Although this piece and book have been thoroughly discussed on twitter in the past few days, I want to talk about something in more general terms: cognitive impression of another culture / identity. A "weird" thread. https://twitter.com/Noahpinion/status/1318441926199136256
Empathy is a very interesting social phenomenon. In Chinese literature, we have several proverbs relating to empathy: 子非鱼,焉知鱼之乐?You are not a fish. How do you know the pleasure of being a fish? 夏虫不可以语冰。A bug born in the summer does not know the coldness of ice.
My personal view is that empathy is not a completely rational capability: it can be described, felt, but it is very hard to be gained through formative trainings. A part of it is a gift from birth, or acquired in social interactions where such qualities are stressed / rewarded.

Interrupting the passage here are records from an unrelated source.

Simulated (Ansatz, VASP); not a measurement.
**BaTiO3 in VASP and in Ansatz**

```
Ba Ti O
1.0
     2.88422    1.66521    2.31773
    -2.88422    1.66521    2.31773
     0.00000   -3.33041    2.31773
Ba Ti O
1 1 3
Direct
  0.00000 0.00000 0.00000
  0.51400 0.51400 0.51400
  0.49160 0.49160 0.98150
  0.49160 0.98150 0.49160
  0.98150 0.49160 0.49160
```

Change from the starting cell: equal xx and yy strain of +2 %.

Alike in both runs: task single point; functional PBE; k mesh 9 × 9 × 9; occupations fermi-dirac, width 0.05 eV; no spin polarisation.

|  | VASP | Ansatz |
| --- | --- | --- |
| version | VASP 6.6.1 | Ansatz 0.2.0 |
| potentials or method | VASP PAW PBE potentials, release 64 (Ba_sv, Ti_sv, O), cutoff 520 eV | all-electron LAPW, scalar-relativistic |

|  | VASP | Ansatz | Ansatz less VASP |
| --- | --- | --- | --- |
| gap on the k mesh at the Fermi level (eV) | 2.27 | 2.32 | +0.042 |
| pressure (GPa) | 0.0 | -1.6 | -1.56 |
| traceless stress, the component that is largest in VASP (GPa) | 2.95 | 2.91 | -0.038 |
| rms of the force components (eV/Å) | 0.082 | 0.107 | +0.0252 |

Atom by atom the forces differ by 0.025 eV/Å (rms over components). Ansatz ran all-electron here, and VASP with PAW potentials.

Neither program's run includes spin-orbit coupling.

Under the "modernity" narrative, the existence of empathy is doubted because the narrative heavily relies on contracts to drive relationships, whether they be personal or between political entities. There are "social contracts" to define how people interact with
governments; "rule of law" to define how powers / rights are distributed and regulated; "rational agent assumption" underlying economic theories and "public preference theory" to drive political analysis. Even in finance, "efficient market" is still being lauded as default state
: things *should* be rational, transactions always clearly defined, with very little cultural / habitual / emotional elements anywhere to be seen or desired.
This framework would largely be fine if we use it to analyze the indigenous situation at home. However is that still
true when applied to drastically different situations? The human mind is a very stubborn construct: when facts don't agree with theories, the urge is immense to bend the facts, not the theories. This is especially the case when, because of vast difference in indigenous conditions
people often *don't know what they don't know*. However we still *must* explain, and predict. We simply can't acknowledge that we don't really know. Let's just use the existing framework, which has explained our own situation rather will (or not), and force over-fit here.
By this point I might get criticism that I'm promoting exceptionalism, which I do not accept. See, my point is that each culture is "exceptional" in that we need to recognize its own "origin story": there was not only a "narrative" which got imposed on it, but also very real
geographic, demographic and other natural conditions that caused the culture to be what it is today. If I do not study into, say Indian or Japanese literature and history, I would be hardly confident to say I understand their cultural pride. However, it would be intellectually
dishonest, lacking such in-depth knowledge, to dismiss such cultural pride as nonsensical and "fragile". It would be a show of lack of empathy, which is not likely to be changed by education / study, but arrives from temperament: a lack of willingness to concede that differences
do exist and are real: if not "proven" with "hard facts", at least real in the sense that millions or even more people firmly believe in them.
Think about the Lebanese diaspora who got rejected citizenship by German officials only because he refused to shake hands with a woman.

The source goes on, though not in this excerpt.